With over 800 million (and counting) active users worldwide on Facebook alone, the continued frenetic growth in social media interaction may mean more marketing and networking opportunities for businesses, but it could also spell legal and financial trouble related to privacy and data security issues or resulting from incautious and cavalier use.
Careless social media use by company representatives too often subjects a company to bad press or other public relations issues and can also lead to more serious concerns like legal trouble and loss of business opportunities. Careless social media use takes many forms, for example:
- An employee commenting about private company information on Facebook without properly applying privacy settings, leading to the inadvertent disclosure of company gossip, confidential job-site details, or other sensitive information to unintended recipients including corporate competitors
- A company representative disseminating a polarizing or offensive comment through Twitter, which is attributed to the company
- An employee posting an embarrassingly unprofessional profile picture on LinkedIn, which is circulated to colleagues and clients who are invited to connect with the organization on the site.
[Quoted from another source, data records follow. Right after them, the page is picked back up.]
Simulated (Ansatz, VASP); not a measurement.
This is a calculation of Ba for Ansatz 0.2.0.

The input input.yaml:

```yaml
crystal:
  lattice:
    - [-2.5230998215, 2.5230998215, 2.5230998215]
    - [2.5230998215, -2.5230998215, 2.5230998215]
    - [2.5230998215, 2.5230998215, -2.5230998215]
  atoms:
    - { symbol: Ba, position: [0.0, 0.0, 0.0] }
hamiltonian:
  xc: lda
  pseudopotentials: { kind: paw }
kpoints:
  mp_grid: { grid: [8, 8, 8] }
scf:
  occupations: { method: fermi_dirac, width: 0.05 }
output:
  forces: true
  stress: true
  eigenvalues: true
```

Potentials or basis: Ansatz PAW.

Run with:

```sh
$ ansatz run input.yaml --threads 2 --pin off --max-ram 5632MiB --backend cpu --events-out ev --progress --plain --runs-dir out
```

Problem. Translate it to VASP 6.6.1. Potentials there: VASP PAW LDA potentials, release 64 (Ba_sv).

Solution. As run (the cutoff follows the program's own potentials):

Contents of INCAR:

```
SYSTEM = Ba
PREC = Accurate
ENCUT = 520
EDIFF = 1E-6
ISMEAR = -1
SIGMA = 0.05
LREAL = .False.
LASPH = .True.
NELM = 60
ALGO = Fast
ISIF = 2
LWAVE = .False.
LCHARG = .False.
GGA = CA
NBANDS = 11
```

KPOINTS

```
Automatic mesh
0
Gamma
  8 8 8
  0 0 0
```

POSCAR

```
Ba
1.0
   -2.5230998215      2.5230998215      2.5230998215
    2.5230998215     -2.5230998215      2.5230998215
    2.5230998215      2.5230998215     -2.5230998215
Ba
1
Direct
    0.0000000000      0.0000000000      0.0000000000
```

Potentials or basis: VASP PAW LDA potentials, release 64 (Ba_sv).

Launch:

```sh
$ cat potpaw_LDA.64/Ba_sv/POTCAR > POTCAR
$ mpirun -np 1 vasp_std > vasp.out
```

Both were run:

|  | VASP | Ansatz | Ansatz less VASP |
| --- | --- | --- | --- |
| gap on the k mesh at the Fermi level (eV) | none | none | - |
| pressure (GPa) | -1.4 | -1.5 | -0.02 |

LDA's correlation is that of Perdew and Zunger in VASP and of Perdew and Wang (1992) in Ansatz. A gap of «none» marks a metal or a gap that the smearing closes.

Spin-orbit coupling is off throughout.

Social media refers to the variety of Internet-based platforms in which users create networks with friends and colleagues for co-creation and collaboration of ideas. Social media use extends across an extremely broad spectrum of global culture, including breaking news, entertainment and pop culture, academics, sports and leisure, professional networking, and business marketing.
Well-known social media sites include Facebook, Twitter, LinkedIn, YouTube, Tumblr, Pinterest, Foursquare, Bing and Bebo, but the title can also refer generally to blogs and online article comments. Last year, the Nielsen online measurement company reported that social networks and blogs reached nearly 80 percent of active U.S. Internet users and represented the majority of time spent online. Social media therefore affects small and large businesses alike — any construction or contracting firm will undoubtedly have a subset of employees and representatives that participate in some aspect of online social media.
Business Policies
While most businesses now have procedures in place that manage the potential risks associated with electronically stored information (ESI), many still omit policies that address social media usage. But, like ESI, social media content is discoverable under Rule 26(b) of the Federal Rules of Civil Procedure and can create significant risk and vulnerability in litigation.
Across the country, a growing number of courts are allowing discovery of Facebook and Twitter account content. A New York trial court decision, Romano v. Steelcase, Inc. (2010), rejected the plaintiff’s privacy arguments and held that the social media profile, postings, photographs and other content were discoverable because, the court reasoned, when users sign up for and create social media accounts there is no reasonable expectation of privacy. Along the same line of reasoning, in The State of New York v. Twitter Inc. (2012), it was decided that it is Twitter Inc., and not the Twitter user, that owns the tweets and personal information; and therefore, the site must turn over such information when subpoenaed in litigation. The judge commented that, “by design, Twitter has an open method of communication,” noting that Twitter’s privacy policy notifies its users that what “you say on Twitter may be viewed all around the world instantly.” The court deduced that “the user is granting license for Twitter to distribute that information to anyone, anyway, and for any reason it chooses.”
This recent line of cases makes clear that your company’s and your employees’ online social media activity is discoverable in the context of litigation and provides fair warning to everyone, including executives, managers, supervisors and employees, that they must be mindful of the content posted to social media and interaction sites. Savvy attorneys, e-discovery practitioners and forensic data collectors already recognize these kinds of sites as “gold mines” of data and review them for key information and leverage.
If your company, including company representatives and/or employees, utilizes social media or is considering establishing and launching an online profile for marketing and business development, then the use of such platforms must be carefully regulated.